# Right Circular Cylinder

If we take a number of circular sheets of paper and stack them up what we get is a right circular cylinder. Since it has been kept at right angles to the circular base it is called a right circular cylinder. A right circular cylinder is a 3D shape with the circular bases at the ends. The circular bases have the same radius and are parallel to each other. All the points on the circular base are at a fixed distance from the straight line called the axis of the cylinder. The right circular cylinder is the most commonly used geometric figure. Example: A cold drink can, a gas cylinder, etc.

### Right Circular Cylinder Definition

Right circular cylinder definition states that-

A cylinder whose base is a circle is called a circular cylinder. If the axis of the cylinder is perpendicular to its base then the cylinder is called a right circular cylinder. From the below figure segment AB is the axis of the cylinder it joins the centre of the two bases of the cylinder.
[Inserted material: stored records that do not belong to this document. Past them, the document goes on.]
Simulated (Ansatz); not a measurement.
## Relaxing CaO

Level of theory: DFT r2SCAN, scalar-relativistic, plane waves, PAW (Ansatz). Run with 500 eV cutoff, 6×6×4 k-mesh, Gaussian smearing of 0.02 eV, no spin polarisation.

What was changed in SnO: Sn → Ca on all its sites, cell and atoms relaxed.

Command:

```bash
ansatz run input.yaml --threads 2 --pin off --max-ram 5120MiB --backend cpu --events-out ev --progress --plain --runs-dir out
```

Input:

The oblique cylinder is another type of cylinder, which does not have parallel bases, it resembles a tilted structure.

### Properties of Right Circular Cylinder

• The line joining the centres of the circular base is called the axis of the right circular cylinder.

• If a plane cuts the right cylinder horizontally parallel to the bases, then the shape we get is a circle.

• The section obtained on cutting a right circular cylinder by a plane, which contains two elements and parallels to the axis of the cylinder is the rectangle.

• When we revolve a rectangle about one side as the axis of revolution, a right cylinder is formed.

### Formulas for Right Circular Cylinder

Some important terms used in the formulas for right circular cylinder are:

• Base: Each of the circular ends of a right circular cylinder is called its base.

• Axis: The line segment joining the centers of two circular bases and is perpendicular to the base of the right circular cylinder is called the axis of the right circular cylinder.

• Height(h): the length of the axis of the cylinder is called the height of the cylinder. The perpendicular distance between the circular bases is referred to as the height of the right circular cylinder.

• Lateral Surface: The curved surface between the two bases of a right circular cylinder which joins the bases is called its lateral surface.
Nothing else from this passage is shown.